When I was kid, we used to have a time before Sunday School called “opening exercises.” There were no jumping jacks. Just some announcements, birthday and anniversary celebrations, and so on. However, the biggest thing, every week, was the light devotional shared by the Sunday School Superintendent.
These devotionals almost always contained some sort of mortality tale that was forward to the superintendent’s email that week.
It was, to put it mildly, a dreadful routine, and unsurprisingly, so many of these stories weren’t true. Sadly, there wasn’t a Snopes around to help us out.

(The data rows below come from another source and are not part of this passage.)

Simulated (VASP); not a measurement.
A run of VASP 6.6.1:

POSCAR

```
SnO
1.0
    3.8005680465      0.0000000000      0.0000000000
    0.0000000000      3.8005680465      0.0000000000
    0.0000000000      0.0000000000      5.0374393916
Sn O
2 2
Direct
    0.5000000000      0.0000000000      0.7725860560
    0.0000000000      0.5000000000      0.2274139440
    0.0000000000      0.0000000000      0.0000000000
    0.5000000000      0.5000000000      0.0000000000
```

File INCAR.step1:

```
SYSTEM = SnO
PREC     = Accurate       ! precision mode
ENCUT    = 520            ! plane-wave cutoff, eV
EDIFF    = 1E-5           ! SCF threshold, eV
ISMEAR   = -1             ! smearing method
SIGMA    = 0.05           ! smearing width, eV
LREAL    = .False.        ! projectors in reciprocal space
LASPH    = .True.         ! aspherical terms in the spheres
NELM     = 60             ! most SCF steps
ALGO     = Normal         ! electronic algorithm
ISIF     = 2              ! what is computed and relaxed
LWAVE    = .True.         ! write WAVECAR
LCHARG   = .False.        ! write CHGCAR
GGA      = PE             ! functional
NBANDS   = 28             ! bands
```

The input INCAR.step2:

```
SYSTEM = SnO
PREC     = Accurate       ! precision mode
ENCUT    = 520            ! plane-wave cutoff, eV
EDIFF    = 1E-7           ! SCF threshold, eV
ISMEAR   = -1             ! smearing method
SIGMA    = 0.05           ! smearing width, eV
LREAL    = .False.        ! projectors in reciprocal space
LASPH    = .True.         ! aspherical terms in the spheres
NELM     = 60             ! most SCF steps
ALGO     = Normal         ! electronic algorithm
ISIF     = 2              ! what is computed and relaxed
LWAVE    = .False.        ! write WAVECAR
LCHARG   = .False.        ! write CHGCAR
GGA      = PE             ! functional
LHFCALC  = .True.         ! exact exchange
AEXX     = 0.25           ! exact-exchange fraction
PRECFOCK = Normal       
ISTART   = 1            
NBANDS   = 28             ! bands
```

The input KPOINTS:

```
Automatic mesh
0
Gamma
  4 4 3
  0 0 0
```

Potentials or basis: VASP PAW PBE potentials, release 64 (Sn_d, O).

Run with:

Of course, there are so many untrue or at least questionably true stories and snippets that pastors and writers through out, usually sans context:
- The US divorce rate being 50% and/or it being the same for Christians and non-Christians
- The Christian faith of the Founding Fathers and other American figures like Abraham Lincoln*
- And anything involving blood moons
I can’t tell you how many times my job as a pastor requires me to pour through articles, videos, and, of course, the Bible, trying to figure out what is actually true. It hasn’t come up yet, but in this era of “fake news,” I’m sure I’ll have my work cut out for me.
And so will every other pastor out there who’s committed to presenting eternal truth to his or her congregation. They will be forced to answer, correct, even rebuke their parishioners, and many don’t have the resources to gather the information required.
That’s where you come, dear reader.
Church Tech Turned Research Assistant
Churches and pastors need help finding, sourcing, and analyzing data, and I’m sorry, but I’m pretty sure that’s what church techs excel at. Problem-solving is half of what we do, and the requires some deep analytical thinking. Combine all of this with our internet savvy, and we can be a big research resource.
I’m not saying that we need to be the ones bringing correction. Far from it.
That’s up to the pastoral staff.
Nor should we be the ones searching for windmills to tilt at. Rather, we should make ourselves and our skills available to our leadership, letting them know that we are wiling and able to resource the church with as much information and analysis as can be.
The Inherent Danger
Now, I know that this idea is fraught with danger. We don’t all agree politically, and the “fake news” hysteria is rampant on all sides. To be clear, I know that most of the people in my church don’t agree with me politically, and that’s ok.
They’re wrong.
I’m joking, a little, because we all think that we’re right, and I’m no different. However, what frightens me here is empowering our biases by engaging our skills. Please understand that we cannot feed the fires of division that threaten our nation and would threaten our churches, should we give it the chance.
Thus, when we offer our services to our pastor staff, it must not be as digital form of the Spanish Inquisition, nor as self-appointed arbiters of what is or isn’t going on in politics. We must do this as servants of God’s eternal truth.
Or we must not do it.
Truth leads us to God, leads us back home. Repeating the talking points of our preferred news networks is not to be elevated to the place of evangelism. Fox News does’t have the gospel. MSNBC doesn’t have the gospel. When we offer ourselves up to explore, present, and promote the truth, we must put the Truth, Christ Himself, above all of our petty differences.
In just over three and a half years, we may have a new president, but we will always have the same King.
*Though “Christian” in their upbringing and culture, most of these men, based upon their writings, were likely to be deists or theists. They certainly weren’t evangelical, born-again Christians, as they are often made out to be.